The ferrous spring had rapidly deteriorated because of intermittent start-ups from a high humidity environment, first causing loosening and overheating, then annealing and finally oxidization of the iron and copper parts.

Two other generator circuit breakers at the same plant with no visible signs of deterioration were instrumented; as the data acquisition system was being configured, however, one of these generators was called into service. Two contacts were seen to be operating at higher temperatures than the other contacts, suggesting a developing problem. Periodic inspections would not have allowed the operators to avoid the certain explosion if the first generator had been called into service, nor would it allow the predictive maintenance that has subsequently occurred on the other generator.

Figure 2 shows a strip chart during operation of an adjacent generator that has just been visually inspected.

Problems Caught by Continuous Monitoring

The process of site acceptance testing was expedited by the continuous monitoring of all potential hotspots as opposed to relying on one or more teams to sequentially monitor the systems with thermography. The immediate detection of issues at any hotspot makes commissioning safer as well as faster, potentially saving lives while saving money.
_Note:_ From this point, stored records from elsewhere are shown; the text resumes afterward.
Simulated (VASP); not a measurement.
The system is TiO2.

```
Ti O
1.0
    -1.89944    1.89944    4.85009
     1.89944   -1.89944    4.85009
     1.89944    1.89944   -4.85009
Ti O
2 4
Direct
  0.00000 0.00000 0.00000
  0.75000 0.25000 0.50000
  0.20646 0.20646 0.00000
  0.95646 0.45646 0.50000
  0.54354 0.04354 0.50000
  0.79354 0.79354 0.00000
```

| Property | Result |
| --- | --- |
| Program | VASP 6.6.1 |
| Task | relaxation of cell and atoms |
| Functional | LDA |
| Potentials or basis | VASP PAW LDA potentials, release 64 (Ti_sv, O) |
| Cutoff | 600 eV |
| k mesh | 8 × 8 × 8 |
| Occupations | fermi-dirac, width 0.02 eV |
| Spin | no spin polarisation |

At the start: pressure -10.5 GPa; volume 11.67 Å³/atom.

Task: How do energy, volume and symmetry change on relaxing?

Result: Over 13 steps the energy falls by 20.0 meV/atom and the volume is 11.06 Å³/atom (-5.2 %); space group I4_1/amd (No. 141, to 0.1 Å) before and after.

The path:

The use of continuous monitoring has detected problems during commissioning and shortly after commissioning in many installations. In one case, testing of temperature rise under load during the commissioning of a substation revealed an improperly affixed post in one of the switchgear. Because the systems were being stressed past the rated currents in the test, alarms where all of the sensors read the same were not a concern; the indicated differential alarm, however, was a significant concern.

In another substation, the site acceptance tests revealed no defects; approximately two months later, however, the continuous monitoring system raised a differential temperature alarm. Prior to adopting continuous monitoring, this operator had employed quarterly periodic inspections and would likely have missed this event.

The differential alarm was traced to a broken support insulator that had been cracked during installation but passed all visual and functional inspections. Over time, the crack propagated until the conducted current to earth was sufficient to cause heating of the nearby sensor.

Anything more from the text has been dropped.